Former commander of the Lucko Anti-terrorist Unit Josip Turkalj says that in late August 1995 he was present at a discussion where it was said that the murder of elderly Serb civilians in the Krajina village of Grubori should be depicted as random incident in which civilians got killed in cross-fire ‘regardless of whether it’s true or not’

Josip Turkalj, svjedok na suđenju Gotovini, Čermaku i MarkačuJosip Turkalj, svjedok na suđenju Gotovini, Čermaku i Markaču

During and after Operation Storm, prosecution witness Josipi Turkalj was the commander of the Lucko Anti-terrorist Unit of the Croatian special police, yet he didn’t participate in the clean-up operation that the unit carried out on 25 August 2008 in the Plavno valley. This was when five Serb civilians were killed and a number of houses were set on fire in the village of Grubori, in one of the gravest incidents listed in the indictment against generals Gotovina, Cermak and Markac. Turkalj was called to clarify his role in the controversial events that followed the operation, already discussed at the trial.

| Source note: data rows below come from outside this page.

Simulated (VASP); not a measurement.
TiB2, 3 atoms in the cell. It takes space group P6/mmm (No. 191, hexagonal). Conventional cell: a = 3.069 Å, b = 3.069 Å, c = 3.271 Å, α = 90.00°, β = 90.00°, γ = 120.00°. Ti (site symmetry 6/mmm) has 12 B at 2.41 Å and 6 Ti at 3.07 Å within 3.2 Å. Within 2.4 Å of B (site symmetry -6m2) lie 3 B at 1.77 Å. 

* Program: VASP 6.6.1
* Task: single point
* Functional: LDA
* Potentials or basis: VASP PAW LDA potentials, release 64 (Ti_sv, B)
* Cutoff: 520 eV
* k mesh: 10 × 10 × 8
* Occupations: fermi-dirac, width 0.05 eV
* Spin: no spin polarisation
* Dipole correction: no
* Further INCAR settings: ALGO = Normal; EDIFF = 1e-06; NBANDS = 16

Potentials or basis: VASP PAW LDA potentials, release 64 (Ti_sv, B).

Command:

The first report was drafted by Josip Celic, who commanded the clean-up operation in the Plavno Valley, on 25 August 1995. The report indicated that the special units passed through the village of Grubori and the Plavno Valley without encountering any problems and resistance from the remaining Serb forces. When the report reached Mladen Markac, the special police commander, Celic was called to report immediately to the Gracac headquarters. Markac and his deputy Zeljko Sacic then told him that they were not happy with his report and demanded that he draft a new one where he would talk about the fighting which resulted in civilian victims. To speed up the process, the new report was dictated to him by Sacic.

In an interview with the ICTY investigators in 2005, Turkalj said that he had heard Sacic tell Cermak that the Grubori incident should be depicted as a chance incident in which civilians were killed in cross-fire ‘regardless of whether it’s true or not’. According to Turkalj’s evidence, this was said on 31 August 1995 in Cermak’s office in Knin, immediately after the visit of the army and police representatives to Grubori. Celic told him then that ‘he doesn’t know what happened’ during the Plavno operation, Turkalj claims.

A day after the visit to Grubori, Turkalj summoned all subordinate commanders of the Lucko Unit to come to Zagreb, on Markac’s orders. They were then ordered to draft new reports on the operation conducted in the Plavno Valley. In that document, Josip Celic stated that there had been fighting but Turkalj claims that he didn’t find it peculiar that only a day earlier Celic told him he knew nothing about the incident. In his evidence, Celic stated that in Zagreb he only signed a typed version of the report Sacic had dictated to him a few days before.

In an effort to prove that the cover-up of the murders in Grubori continued over the years that followed, the prosecutor showed an order General Markac issued in 1999, calling for the decommissioning and deletion from the military records of some of the weapons used in the Plavno Valley clean-up despite the fact that an investigation was still underway at the time and the ballistics analysis was not yet completed. In the course of his evidence Turkalj tried to protect his former commander General Markac, saying that there was nothing unusual about that and that it was just a ‘routine thing’.